Until about three weeks ago, I knew that there were orphans in Eastern Europe.  I knew that Ukraine as a country had about 100,000 orphans.  I knew facts, I knew some numbers.  I didn’t know faces.  I didn’t know about institutions.  Do you know?

I’m still learning, but let me tell you.  And I’ll make it real.

This is “Duncan.”  He is 15 years old, the same age as my brother.  He has cerebral palsy which affects his legs.

This is “Bernadette.”  She is 15 years old, and she has my brother Joshua’s smile.  She has Down Syndrome.

Two 15 year olds, both living in an orphanage in Eastern Europe.  Two 15 year olds waiting for families.  Do you know what will happen when they turn 16?  They will no longer be available for adoption, they will leave the orphanage and be sent to a mental institution.  An adult mental institution.  Do you have any idea what that means?  For Bernadette:

She will likely have her head shaved, be stripped and placed into institution clothes, taken to a bed or crib and restrained there if she tries to wander. No toys. No books. No one to rub her back or sing her a lullaby. She’ll become a number on a case file, a name on a roster. Forever condemned to a life without a family. At her small size, likely a victim of other, older adults at the institution, as they take her food, hit her, or worse.

That’s a quote, a quote from a wonderful adoptive mother who met Bernadette.  Surely it can’t be that bad, can it?  Oh, it can.  Read about it here, and look at the pictures.  Look at them.  Do you know, as I started to read, I didn’t want to find out more.  I didn’t want to know about how bad it was . . . But we need to know.

No child, for Bernadette really is like a child, should ever receive that fate.  No teenager like Duncan should live with the fact that his birthday (yeah, we call it sweet 16, don’t we?) will mark the end of hope.

And you know, the thing is, it’s easy to just ask, “Well, what can I do?”  If you’re like me, you’re a college student.  You can’t adopt, but does that mean that you should just go on with life?

Religion that is pure and undefiled before God, the Father, is this: to visit orphans and widows in their affliction and to keep oneself unstained from the world.  ~James 1:27

You can visit.  You can contribute, this website is a wonderful resource:  http://reecesrainbow.org/category/waitingbycountry/ee-1/orphanage-39.  And most of all, you can pray.

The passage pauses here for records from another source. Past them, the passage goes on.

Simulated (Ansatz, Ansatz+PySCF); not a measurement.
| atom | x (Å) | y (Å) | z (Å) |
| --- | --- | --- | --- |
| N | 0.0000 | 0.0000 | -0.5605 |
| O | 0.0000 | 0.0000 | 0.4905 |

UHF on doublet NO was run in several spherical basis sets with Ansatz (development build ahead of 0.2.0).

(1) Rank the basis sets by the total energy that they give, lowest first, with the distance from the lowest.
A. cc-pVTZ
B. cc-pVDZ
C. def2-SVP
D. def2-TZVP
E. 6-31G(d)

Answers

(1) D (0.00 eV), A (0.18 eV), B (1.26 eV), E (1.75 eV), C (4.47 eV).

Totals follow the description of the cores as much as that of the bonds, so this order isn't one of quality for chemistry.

I want to say something, and I hope it doesn’t offend you.  I hope it makes you think.  In the United States, we don’t have adult mental institutions like in Eastern Europe.  We don’t have a system that condemns teenagers like Bernadette to a living hell in an institution for the crime of having an extra chromosome.  No, we don’t.  We just take care of that problem much earlier.  9 out of 10 babies with Down Syndrome are never born in the United States.  Civilized.  Intentional.  Extermination.  That’s the United States.  Don’t ever forget that we have our own problems.

Please pray, and pray for faces.  It’s much harder to forget, to shake off a face.  A statistic can just slip away, but a face remains.  Look at Duncan.  He’s afraid no one will want him because his legs don’t work.  Look at Bernadette.  She’s so sweet, so happy, so blissfuly unaware of what is ahead.

What will you do for the least of these?